Can you expand on your comment about blink trees?  Why do you see that they need to be outside of the record management API?  I was hoping that some data structures persisted as records could opt out of the default concurrency control mechanisms and use consistency based mechanisms, but that does not mean that we need to store them directly on pages does it?


I see index maintenance as the role of a framework layer over the record management API.  Have you looked at the framework that I have implemented?  [1].  It handles index maintenance by catching property updates and generating events.  Indices register as listeners for events and handle the removal under the old key and the insert under the new key (the old key, new key, and the object are part of the event).  This framework is designed around “generic” data rather than explicitly declared java fields and reflection.  If you want to manage indices and your classes have fields that are getting serialized, serve as your index keys, and you have setters for those fields then you need to generate notification events from those setters and have your indices registered as listeners.






From: [] On Behalf Of Kevin Day
Sent: Monday, April 10, 2006 9:46 PM
To: JDBM Developer listserv
Subject: [Jdbm-developer] primary and secondary indexes in the record manager


One thing that I've been thinking about in a background thread:


We've discussed the possibility of making indexes a first order citizen of jdbm (instead of storing a BTree in the record manager itself, on the data pages).  This has lots of advantages from a concurrency perspective (we can use BLink trees).  It also creates a programming paradigm that is much closer to how people are used to working with databases.


This is where secondary indexes come in.


My experience so far with implementing multi-index constructs in jdbm has been that keeping the indexes in sync is an absolute bugger.  I've had to resort to special serializers that get the serialized form of the keys used by a given record when that record is initially retrieved, then use those keys to remove and re-insert values during any update of the record.

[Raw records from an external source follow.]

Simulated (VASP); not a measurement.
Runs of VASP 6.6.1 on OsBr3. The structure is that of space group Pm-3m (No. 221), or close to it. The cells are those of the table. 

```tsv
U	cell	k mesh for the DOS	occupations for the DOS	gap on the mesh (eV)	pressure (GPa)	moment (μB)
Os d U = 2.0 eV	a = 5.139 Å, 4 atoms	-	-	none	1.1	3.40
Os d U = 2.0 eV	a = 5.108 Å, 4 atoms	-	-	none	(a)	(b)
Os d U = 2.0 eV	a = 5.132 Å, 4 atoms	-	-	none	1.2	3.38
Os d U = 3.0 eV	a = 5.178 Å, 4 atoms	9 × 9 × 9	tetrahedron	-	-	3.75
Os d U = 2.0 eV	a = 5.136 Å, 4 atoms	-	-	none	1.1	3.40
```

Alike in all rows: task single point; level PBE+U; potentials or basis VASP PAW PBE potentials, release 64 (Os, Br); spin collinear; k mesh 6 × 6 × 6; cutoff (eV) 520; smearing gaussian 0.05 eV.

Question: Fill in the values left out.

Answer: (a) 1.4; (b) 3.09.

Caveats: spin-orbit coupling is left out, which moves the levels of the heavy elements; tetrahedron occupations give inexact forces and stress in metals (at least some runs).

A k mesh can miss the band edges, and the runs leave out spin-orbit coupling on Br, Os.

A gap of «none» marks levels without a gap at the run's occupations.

The problem with this is that you wind up having to deserialize the full record, then turn around and serialize keys for each index that record is a part of.  And you have to do it for every single read (it isn't possible to determine the index key values during the update itself, because the object itself has already been changed).


Another approach to this problem would be to maintain index meta data in a suplimentary index, keyed by recid.  Whenever an update is performed, the recid would be retrieved, and the page and node of the object could be retrieved.  This would allow for efficient updates, but changes to the main index tree (like a re-balance operation) could require a significant number of changes in the siplimentary index.


A compromise would be to store only the page where the node for a given record exists, then do a linear search for the recid during updates.


I'm really not sure where to go with all of this, but I think it's appropriate to start talking about it.  If we have a suplimentary index, then it may make sense to toss the physical row location into it and ditch the translation pages entirely.  Individual record lookups would require a tree search, but in 99% of my uses of jdbm this is the case already.  This is closer to the primary key index idea that Alex floated awhile back.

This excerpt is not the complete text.